That's silly, isn't it? At its most basic level, intuitive eating starts with the non-specific idea that if you're hungry, EAT! And from there, if your stomach requests something that's within your power to provide, you eat that instead of a substitute that will inevitably be less satisfying.

But since I make things harder than they need to be, I've been stubborn and not eating when I'm hungry UNLESS I know specifically what it is that I want to eat. This has led, unsurprisingly, to low blood sugar, headaches, crankiness, and, ultimately, eating way past full because I waited too long to eat and my hunger became overwhelming.
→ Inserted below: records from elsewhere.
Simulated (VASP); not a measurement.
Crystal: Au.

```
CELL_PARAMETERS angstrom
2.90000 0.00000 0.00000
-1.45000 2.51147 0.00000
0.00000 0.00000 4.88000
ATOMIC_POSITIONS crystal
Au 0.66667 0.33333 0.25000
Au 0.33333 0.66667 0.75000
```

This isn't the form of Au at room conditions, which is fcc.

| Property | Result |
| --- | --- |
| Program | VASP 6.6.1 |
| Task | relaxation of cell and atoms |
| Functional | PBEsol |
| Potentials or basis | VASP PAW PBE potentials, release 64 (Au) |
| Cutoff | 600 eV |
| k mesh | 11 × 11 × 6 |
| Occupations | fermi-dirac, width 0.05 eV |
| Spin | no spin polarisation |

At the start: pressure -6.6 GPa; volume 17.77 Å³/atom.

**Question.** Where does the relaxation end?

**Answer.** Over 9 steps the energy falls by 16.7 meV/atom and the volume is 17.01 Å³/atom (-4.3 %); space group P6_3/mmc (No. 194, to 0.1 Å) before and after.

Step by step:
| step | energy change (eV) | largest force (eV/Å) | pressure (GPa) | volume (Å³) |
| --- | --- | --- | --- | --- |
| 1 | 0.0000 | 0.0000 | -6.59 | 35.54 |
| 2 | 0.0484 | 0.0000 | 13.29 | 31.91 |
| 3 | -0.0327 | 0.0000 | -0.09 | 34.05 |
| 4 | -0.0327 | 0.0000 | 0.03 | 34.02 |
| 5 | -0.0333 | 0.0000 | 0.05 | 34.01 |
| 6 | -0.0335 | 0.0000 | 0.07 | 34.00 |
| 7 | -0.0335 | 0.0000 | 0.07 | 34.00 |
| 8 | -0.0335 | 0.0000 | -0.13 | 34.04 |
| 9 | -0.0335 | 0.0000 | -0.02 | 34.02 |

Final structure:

Yesterday, it was 11:30-ish in the morning. And I was undeniably, stomach-growling HUNGRY. I kept looking at the clock and telling myself to just hold on and wait until noon. Why? Because noon is when you're "supposed" to eat lunch. (For the record, no one at my company has to follow a rigid time schedule, so some people eat lunch at 2:30, some eat at noon — basically, we can eat whenever we want.)

After about 5 minutes of telling my stomach to stop growling, the sheer absurdity of it suddenly hit me. What the HELL? I'm an adult with a flexible schedule and a turkey sandwich in the refrigerator. There was no reason I couldn't eat my lunch at 11:30 instead of noon.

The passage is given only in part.